The Status of a Gas Generator Engine for the Coast Guard Cutter Boutwell
RCED-85-125: Published: Jun 25, 1985. Publicly Released: Jun 25, 1985.
- Full Report:
Pursuant to a congressional request, GAO reviewed the status of a rebuilt gas generator engine that the Coast Guard purchased for one of its cutters, including the applicability of the warranty, and changes the Coast Guard has made to ensure that it does not experience a recurrence of the problem it had with that engine.

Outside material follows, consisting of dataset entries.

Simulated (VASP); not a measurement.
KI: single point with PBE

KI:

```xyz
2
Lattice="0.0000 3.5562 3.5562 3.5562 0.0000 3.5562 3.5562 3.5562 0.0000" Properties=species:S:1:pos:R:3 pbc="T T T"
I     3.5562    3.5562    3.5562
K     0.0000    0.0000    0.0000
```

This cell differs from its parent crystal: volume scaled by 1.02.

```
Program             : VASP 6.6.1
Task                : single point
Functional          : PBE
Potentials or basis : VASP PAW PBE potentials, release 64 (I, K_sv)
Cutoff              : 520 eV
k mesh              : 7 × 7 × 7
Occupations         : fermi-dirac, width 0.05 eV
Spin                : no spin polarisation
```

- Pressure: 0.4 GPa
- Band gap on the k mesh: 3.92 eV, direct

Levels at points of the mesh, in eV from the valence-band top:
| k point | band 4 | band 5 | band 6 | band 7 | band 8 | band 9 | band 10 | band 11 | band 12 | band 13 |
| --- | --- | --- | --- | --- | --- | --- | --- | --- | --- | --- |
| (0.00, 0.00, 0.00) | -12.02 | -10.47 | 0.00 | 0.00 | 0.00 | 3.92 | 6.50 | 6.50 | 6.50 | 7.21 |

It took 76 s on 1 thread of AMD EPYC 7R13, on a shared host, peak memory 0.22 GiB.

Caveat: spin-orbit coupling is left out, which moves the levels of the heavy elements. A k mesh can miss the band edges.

GAO found that the Coast Guard policy for replacement engines was to issue a repaired/rebuilt engine from its inventory. However, since it determined that it did not have a rebuilt engine in its inventory or sufficient time to have the cutter's engine repaired, the Coast Guard awarded a contract for the purchase of a replacement engine. Although the engine met Coast Guard specifications, it contained parts that had previously been used in an aircraft engine which the original manufacturer recommended not be used in marine engines because of possible failure that could cause damage to the ship and injury to the crew; therefore, the Coast Guard decided not to use the engine and shipped the engine to a training center, where the expensive parts were removed and stored for use in repairing other engines. The Coast Guard General Counsel found that there was no legal basis to require the contractor to replace the defective parts, since the warranty covered engine failures, and the engine had never been used. The Coast Guard has revised its specifications for the repair and overhaul of gas generator engines and has a goal to have a sufficient number of rebuilt engines on hand to preclude the need to purchase engines. It also holds the contractor responsible for the replacement of any part which does not meet the specifications and, if the contractor refuses to replace the part, the Coast Guard can have the part replaced and can bill the original contractor for the cost of replacement.